Thanks for your reply!

No, I'm afraid there's no way to fix the problem once it occurs, you would need to recover from a backup+PITR point prior to the error occurring.

This error means the compressed data is corrupted:

ERROR: zstd decompression failed DETAIL: Unknown frame descriptor

The root cause of your issue appears to be slightly different, something went wrong trying to read data during the vacuum.

ERROR: attempt to read columnar data of length 557 from offset 309 of block 148527 of relation 19333

This could have been any other source of file corruption.

I'm curious why vacuum is being run so often? Postgres's auto vacuum should work for you in most cases, so wondering what is trying to be accomplished by running the UDF?

For me it was tje scenario where I update older data and than wanting to reclaim the space of the chunk that got updated/cloned.

@JerrySievert
For me, I initially mistakenly thought that the column engine would automatically merge the written thin strips like clickhouse's MergeTree engine. Until my table data increased to about 40 to 50 million, I found that the number of strips had increased to about 200,000, and the average number of rows in each strip was only more than 200. I realized the seriousness of the problem, and I wanted to try to reduce the number of strips in the table, but after a lot of fiddling, it failed.

Vacuuming tables will optimize tables that have had many inserts, updates, or deletes. There are three levels of vacuum on columnar tables:
VACUUM table will rewrite recently created stripes into optimal stripes of maximum size. If making many small inserts or updates into a columnar table, run VACUUM frequently to optimize the table.
SELECT columnar.vacuum(...) will reclaim space from updated and deleted rows, writing new optimal stripes and compact the amount of space the table occupies.
VACUUM FULL table will do a full rewrite of the table making fully optimized stripes. This operation is very expensive but produces the best results.
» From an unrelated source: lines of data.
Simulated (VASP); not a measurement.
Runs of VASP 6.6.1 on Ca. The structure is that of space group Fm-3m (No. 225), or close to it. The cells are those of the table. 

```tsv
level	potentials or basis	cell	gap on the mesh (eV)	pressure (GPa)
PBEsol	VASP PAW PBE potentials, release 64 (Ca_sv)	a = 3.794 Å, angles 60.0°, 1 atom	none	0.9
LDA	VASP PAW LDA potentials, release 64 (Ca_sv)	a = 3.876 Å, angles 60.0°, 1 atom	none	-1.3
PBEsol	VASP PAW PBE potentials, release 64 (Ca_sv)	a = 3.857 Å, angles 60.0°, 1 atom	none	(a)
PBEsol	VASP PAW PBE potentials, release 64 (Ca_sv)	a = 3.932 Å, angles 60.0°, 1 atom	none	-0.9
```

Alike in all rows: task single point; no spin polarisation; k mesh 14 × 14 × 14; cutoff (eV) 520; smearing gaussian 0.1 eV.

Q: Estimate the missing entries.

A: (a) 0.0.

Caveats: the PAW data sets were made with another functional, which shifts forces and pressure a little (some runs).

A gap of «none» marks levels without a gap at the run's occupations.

Without regard to table locked, I tried to the above three vacuum methods,But VACUUM table cannot resolve so many historical stripes, and columnar.vacuum halfway through the execution, I encountered the error I reported above and could not continue. Lastly, VACUUM FULL table after more than ten hours of execution, it still didn't end. It seemed that the program was frozen, so I had to give up in the end.